So what’s going to happen if this year’s Russian squad wins gold in front of the home crowd in Sochi?

“It will just be crazy all over Russia,” said the Wilkes-Barre/Scranton Penguins rookie.

Zlobin’s Russian hometown is 1,000 miles away from the site of the Winter Olympics in Sochi. Despite the distance, he has a good idea of what competitors can expect in the coastal town, which he describes as “old school.”

“I was there when I was young and it’s a pretty nice place to spend a summer,” Zlobin said. “They have a sea there and it can have pretty warm weather.”

Travel plans aside, the bigger story for Russians in this Olympics is all about redemption. The country hasn’t won a medal in ice hockey since 2002, and their last gold came in 1992, when they competed as the Unified Team.

In 2006, the Russian team had an inspiring win over Canada but faltered after that, losing 4-0 to Finland in the semifinals and 3-0 to the Czech team in the bronze medal game.

In the 2010 Winter Olympics in Vancouver, Russia didn’t even make it out of the quarterfinals after a 7-3 loss to Canada.

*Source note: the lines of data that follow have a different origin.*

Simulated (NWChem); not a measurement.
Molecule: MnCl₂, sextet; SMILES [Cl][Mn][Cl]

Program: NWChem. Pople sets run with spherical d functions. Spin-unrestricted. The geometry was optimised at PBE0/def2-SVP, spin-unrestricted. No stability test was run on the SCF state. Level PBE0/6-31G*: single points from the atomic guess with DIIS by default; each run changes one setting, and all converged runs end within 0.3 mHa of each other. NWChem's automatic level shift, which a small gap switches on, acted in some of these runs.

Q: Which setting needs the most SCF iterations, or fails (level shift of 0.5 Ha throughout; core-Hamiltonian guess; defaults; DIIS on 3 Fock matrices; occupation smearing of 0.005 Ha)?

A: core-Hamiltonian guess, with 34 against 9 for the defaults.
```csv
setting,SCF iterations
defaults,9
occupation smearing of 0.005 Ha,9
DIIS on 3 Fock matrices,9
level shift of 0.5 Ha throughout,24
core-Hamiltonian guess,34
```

Now, with the Olympic games on home ice, all of Russia is anxious for the hockey team to establish itself as an international powerhouse once again.

And they’d like to do it against a familiar foe.

“After what happened in Vancouver, they were shocked,” Zlobin said. “(Canada) beat them so bad. They’re probably going to want to play against Canada again.

“It’s very important for Russia this year.”

Aside from assembling a roster with players from the NHL and KHL who are among the best in the world, Zlobin said his home country has been working for years to improve its hockey program in anticipation of the Olympics.

The hockey schools across the country have been improved, Zlobin said, and rinks have been rebuilt. And even though hockey is Russia’s second major sport behind soccer, it’s still a pretty big deal.

“Even our president (Vladimir Putin) plays hockey,” Zlobin said. “Everyone in Russia cares about the sport right now.”

Participation in ice hockey by Russians has risen 5 percent from 2011 to 2013, according to the International Ice Hockey Federation. There were 66,551 registered hockey players in Russia last year. And to further drive home the importance of hockey, former goaltender and national hero Vladislav Tretiak was one of two Russian sport legends to light the Olympic torch during the Sochi Opening Ceremony.